In this lecture, Bois will examine several encounters, or rather false encounters, of Picasso with abstraction. Bois will also discuss the way in which pioneers of abstract art (Mondrian in particular) thought of their own art as the continuation of Picasso’s.

“Pablo Picasso did not speak often about abstraction, but when he did, it was either to dismiss it as complacent decoration or to declare its very notion an oxymoron,” said Yve-Alain Bois. “The root of this hostility is to be found in the impasse that the artist reached in the summer 1910, when abstraction suddenly appeared as the logical development of his previous work, a possibility at which he recoiled in horror. But though he swore to never go again near abstraction, he could not prevent himself from testing his resolve from time to time.”

A specialist in twentieth-century European and American art, Bois is recognized as an expert on a wide range of artists, from Henri Matisse and Pablo Picasso to Piet Mondrian, Barnett Newman, and Ellsworth Kelly. He has curated and co-curated a number of influential exhibitions, including Piet Mondrian, A Retrospective (1994); L’informe, mode d’emploi (1996); Matisse and Picasso: A Gentle Rivalry (1999); and Picasso Harlequin 1917–1937 (2008). His books include Ellsworth Kelly: Catalogue Raisonné of Paintings, Reliefs, and Sculpture: Vol. 1, 19401953 (2015); Matisse in the Barnes Foundation (2015); Art Since 1900 (with Benjamin Buchloh, Hal Foster, and Rosalind Krauss, 2004); Matisse and Picasso (1998); Formless: A User’s Guide (with Rosalind Krauss, 1997); and Painting as Model (1990). Bois is currently working on several long-term projects, foremost among them the catalogue raisonné of Ellsworth Kelly’s paintings and sculptures, whose second volume (out of five) he plans to finish this year.

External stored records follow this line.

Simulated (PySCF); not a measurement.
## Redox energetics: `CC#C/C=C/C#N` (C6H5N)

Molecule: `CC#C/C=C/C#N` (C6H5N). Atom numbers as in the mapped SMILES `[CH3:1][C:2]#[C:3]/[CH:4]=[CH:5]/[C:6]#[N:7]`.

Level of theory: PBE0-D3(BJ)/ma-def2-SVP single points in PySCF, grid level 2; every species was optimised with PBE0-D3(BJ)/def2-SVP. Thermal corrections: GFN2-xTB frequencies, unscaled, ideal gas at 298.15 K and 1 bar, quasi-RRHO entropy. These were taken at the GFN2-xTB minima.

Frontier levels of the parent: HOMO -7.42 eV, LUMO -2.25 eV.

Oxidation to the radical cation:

A member of the American Academy of Arts and Sciences, Bois obtained his doctorate from the École des Hautes Études en Sciences Sociales (1977). He began his career at the Centre National de la Recherche Scientifique in Paris in 1977. Bois joined the faculty of Johns Hopkins University in 1983 and remained there until 1991, at which time he accepted the Joseph Pulitzer, Jr., Professorship of Modern Art in the Department of the History of Art and Architecture at Harvard University. Bois was acting chair of the department in 1999–2000, and chair from 2002–2005. He joined the Faculty of the Institute in 2005.